Staunton, April 15 – The Western attack on Syria hasn’t changed the likely outcome of the conflict there, Bashar Asad’s alliances with Russia and Iran, or Vladimir Putin’s view of Donald Trump, Petr Akopov says; but it has already led to a transformation of Russian public opinion in adequate ways that could have dangerous consequences.
That the limited attack has not change the situation on the ground or Iranian and Russian support for Asad is obvious, the Moscow commentator writes in Vzglyad; and it is also obvious that Putin understands perfectly well that Trump acted to look tough and distract attention from his personal problems at home (vz.ru/politics/2018/4/14/917735.html).

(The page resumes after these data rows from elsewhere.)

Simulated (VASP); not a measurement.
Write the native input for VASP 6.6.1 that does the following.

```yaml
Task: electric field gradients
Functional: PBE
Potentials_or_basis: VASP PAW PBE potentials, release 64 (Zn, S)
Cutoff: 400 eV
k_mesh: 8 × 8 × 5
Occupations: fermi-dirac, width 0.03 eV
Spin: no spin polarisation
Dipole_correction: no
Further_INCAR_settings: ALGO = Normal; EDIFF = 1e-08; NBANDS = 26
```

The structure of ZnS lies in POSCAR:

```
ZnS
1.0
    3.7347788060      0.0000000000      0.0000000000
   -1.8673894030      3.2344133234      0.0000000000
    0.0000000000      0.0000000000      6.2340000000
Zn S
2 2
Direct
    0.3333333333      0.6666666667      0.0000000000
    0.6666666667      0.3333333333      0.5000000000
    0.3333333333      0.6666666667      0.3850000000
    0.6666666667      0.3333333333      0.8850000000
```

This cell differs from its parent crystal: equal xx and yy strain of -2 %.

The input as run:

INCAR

But if Putin understands that what has just happened is “an imitation conflict,” it is far from clear that Russian public opinion views things in the same way, Akopov says. Russians are asking why the Kremlin hasn’t responded to what many of them see as an attack on Moscow’s status as a global power.
“It is surprising,” he says, that “people do not see or do not want to see the obvious.” First of all, Moscow’s talk about international law is “simply an element of a geopolitical game … Russia isn’t relying on it: it is defending its national interests by all available means. It is strange not to notice this.”
Second, “this strike did not inflict any harm on the positions of Russia in the world.” Three years ago, the West was talking about ousting Asad and excluding Russia from the Middle East; now, the positions of Asad and Moscow are much stronger, “and the position of the US not only in the Middle East but in the world as a whole has significantly weakened.”
And therefore, third, Russians who compare the attack on Syria with some kind of strike against Russia “are not simply being “stupid” but “laughable.” According to Akopov, “we are winning the Syrian war,” and the Americans are limiting their targets to ones in which Russians will not be harmed. Why should Moscow do anything but criticize in response?
The current Russian-American conflict in Syria isn’t at all close with the past conflicts Russians often compare it to. It isn’t like Vietnam in that Russia in Syria openly declares its presence and has made it clear that no lethal attacks against its forces there will be tolerated, something the Americans have been compelled to respect.
And it isn’t like Yugoslavia in the spring of 1999 when the Americans did whatever they wanted. Indeed, if one compares that situation with the one now, it is obvious “how the world and everything in it connected with Russia has changed over these years,” Akopov continues, although there is one aspect of this comparison worthy of note.
“The present US strike in Syria bears just the same symbolic and hopeless character as did the taking under [Russian] control of the airport of Kosovo’s capital because neither the one nor the other can change the course of history. In 1999, Russia couldn’t defend Serbia from NATO rockets and bombs.”
But now, “in 2018, the US cannot do anything to inflict harm on Syria and our positions both in that country and in the Middle East more generally,” not to speak of Russia itself. Putin understands that very well, Akopov suggests; it is important that the Russian people do as well lest in misreading the situation, they give the US a victory it doesn’t deserve.